Several of the papers in this special issue were presented at one of these conferences, while others were submitted in response to an open call for papers. The range of topics, and even more so the range of authors and their home disciplines and affiliations, is a tribute to the richness of the territory, both in intellectual and in community-building terms.
Contributions
Approval-directed agency and the decision theory of Newcomb-like problems
Caspar Oesterheld
Decision theorists disagree about how instrumentally rational agents, i.e., agents trying to achieve some goal, should behave in so-called Newcomb-like problems, with the main contenders being causal and evidential decision theory. Since the main goal of artificial intelligence research is to create machines that make instrumentally rational decisions, the disagreement pertains to this field. In addition to the more philosophical question of what the right decision theory is, the goal of AI poses the question of how to implement any given decision theory in an AI. For example, how would one go about building an AI whose behavior matches evidential decision theory’s recommendations? Conversely, we can ask which decision theories (if any) describe the behavior of any existing AI design. In this paper, we study what decision theory an approval-directed agent, i.e., an agent whose goal it is to maximize the score it receives from an overseer, implements. If we assume that the overseer rewards the agent based on the expected value of some von Neumann–Morgenstern utility function, then such an approval-directed agent is guided by two decision theories: the one used by the agent to decide which action to choose in order to maximize the reward and the one used by the overseer to compute the expected utility of a chosen action. We show which of these two decision theories describes the agent’s behavior in which situations.
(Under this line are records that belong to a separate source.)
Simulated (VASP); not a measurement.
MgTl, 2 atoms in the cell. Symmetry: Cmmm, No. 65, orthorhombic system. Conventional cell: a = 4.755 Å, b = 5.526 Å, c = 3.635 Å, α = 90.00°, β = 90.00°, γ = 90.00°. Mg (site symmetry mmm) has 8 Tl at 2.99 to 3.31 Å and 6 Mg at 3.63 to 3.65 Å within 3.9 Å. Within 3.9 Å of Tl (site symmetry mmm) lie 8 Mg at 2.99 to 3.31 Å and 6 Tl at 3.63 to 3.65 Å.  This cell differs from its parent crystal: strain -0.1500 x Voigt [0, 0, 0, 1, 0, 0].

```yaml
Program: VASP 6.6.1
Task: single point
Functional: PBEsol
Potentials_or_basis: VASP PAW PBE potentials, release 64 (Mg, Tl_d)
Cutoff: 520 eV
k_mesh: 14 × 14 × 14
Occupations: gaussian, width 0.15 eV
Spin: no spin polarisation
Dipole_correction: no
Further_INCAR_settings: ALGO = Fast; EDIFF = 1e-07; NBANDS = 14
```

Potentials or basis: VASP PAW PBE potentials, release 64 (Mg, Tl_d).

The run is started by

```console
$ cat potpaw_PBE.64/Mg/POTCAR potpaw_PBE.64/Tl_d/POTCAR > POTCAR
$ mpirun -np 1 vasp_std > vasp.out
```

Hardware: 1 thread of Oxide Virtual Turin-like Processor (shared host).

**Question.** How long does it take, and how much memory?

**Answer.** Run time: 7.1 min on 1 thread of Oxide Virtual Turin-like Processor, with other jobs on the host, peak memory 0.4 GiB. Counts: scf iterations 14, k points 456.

Desirability foundations of robust rational decision making
Marco Zaffalon & Enrique Miranda
Recent work has formally linked the traditional axiomatisation of incomplete preferences à la Anscombe-Aumann with the theory of desirability developed in the context of imprecise probability, by showing in particular that they are the very same theory. The equivalence has been established under the constraint that the set of possible prizes is finite. In this paper, we relax such a constraint, thus de facto creating one of the most general theories of rationality and decision making available today. We provide the theory with a sound interpretation and with basic notions, and results, for the separation of beliefs and values, and for the case of complete preferences. Moreover, we discuss the role of conglomerability for the presented theory, arguing that it should be a rationality requirement under very broad conditions.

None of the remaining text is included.